[Spambayes] Problems getting started with IMAP...

Tony Meyer tameyer at ihug.co.nz
Fri Apr 23 03:55:05 EDT 2004


[End of the week, and I finally get time to look at all of this.  Apologies
for the delay, and thanks for working through things yourself while I was
busy.]

> It doesn't seem to see the dbm module, so it must not
> be in our installation (Solaris 2.6) and I don't
> know much about Python, so I'm not sure how to add it
> in. Since the "-p" option works, I'm fine.

In some ways the -p option is better, anyway (faster to score, slower to
load/train), and you can be fairly certain that you'll avoid any corruption
problems, too.

> Here's what the browser shows, when I pick the "More
> Statistics..." link:
[...]
>    File "/users/pcm/lib/python/spambayes/Stats.py", line 58, in 
> CalculateStats
>      for msg in msginfoDB.db.keys():
> 
> AttributeError: 'NoneType' object has no attribute 'keys'

Ah, I think I know what this is - a bug I introduced with 1.0b1 (IIRC that's
what you're using) or 1.0a9.  It'd probably only be noticeable if you don't
have dbm available.  Try the following patch to spambayes/message.py:

"""
--- 205,215 ----
  # so that these files don't litter lots of working directories.
  # Once there is a master db, this option can be removed.
  message_info_db_name = get_pathname_option("Storage",
"messageinfo_storage_fil
e")
! if options["Storage", "persistent_use_database"] is True or \
!    options["Storage", "persistent_use_database"] == "dbm":
      msginfoDB = MessageInfoDB(message_info_db_name)
! elif options["Storage", "persistent_use_database"] is False or \
!      options["Storage", "persistent_use_database"] == "pickle":
      msginfoDB = MessageInfoPickle(message_info_db_name)
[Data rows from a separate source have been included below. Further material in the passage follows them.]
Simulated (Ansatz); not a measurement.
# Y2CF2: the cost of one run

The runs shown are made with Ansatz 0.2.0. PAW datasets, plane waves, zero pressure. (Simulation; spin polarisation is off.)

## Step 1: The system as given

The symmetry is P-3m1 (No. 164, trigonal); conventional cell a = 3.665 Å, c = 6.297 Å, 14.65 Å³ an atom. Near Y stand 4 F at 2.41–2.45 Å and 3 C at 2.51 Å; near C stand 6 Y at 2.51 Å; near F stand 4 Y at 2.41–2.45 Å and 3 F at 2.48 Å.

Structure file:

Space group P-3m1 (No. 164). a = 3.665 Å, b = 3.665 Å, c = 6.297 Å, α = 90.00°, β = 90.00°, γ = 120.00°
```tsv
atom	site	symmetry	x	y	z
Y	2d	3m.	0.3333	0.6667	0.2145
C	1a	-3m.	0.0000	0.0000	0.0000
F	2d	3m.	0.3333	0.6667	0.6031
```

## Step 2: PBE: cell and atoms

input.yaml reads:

  class Message(email.Message.Message):
"""

> The stats would be nice, and training on incoming messages,
> like the POP3 one would be awesome!

Note that the POP3 proxy does lean towards 'train on everything', which is
almost certainly not the best training regime.  The IMAP filter probably
leans towards 'train on mistakes', which is a reasonable method.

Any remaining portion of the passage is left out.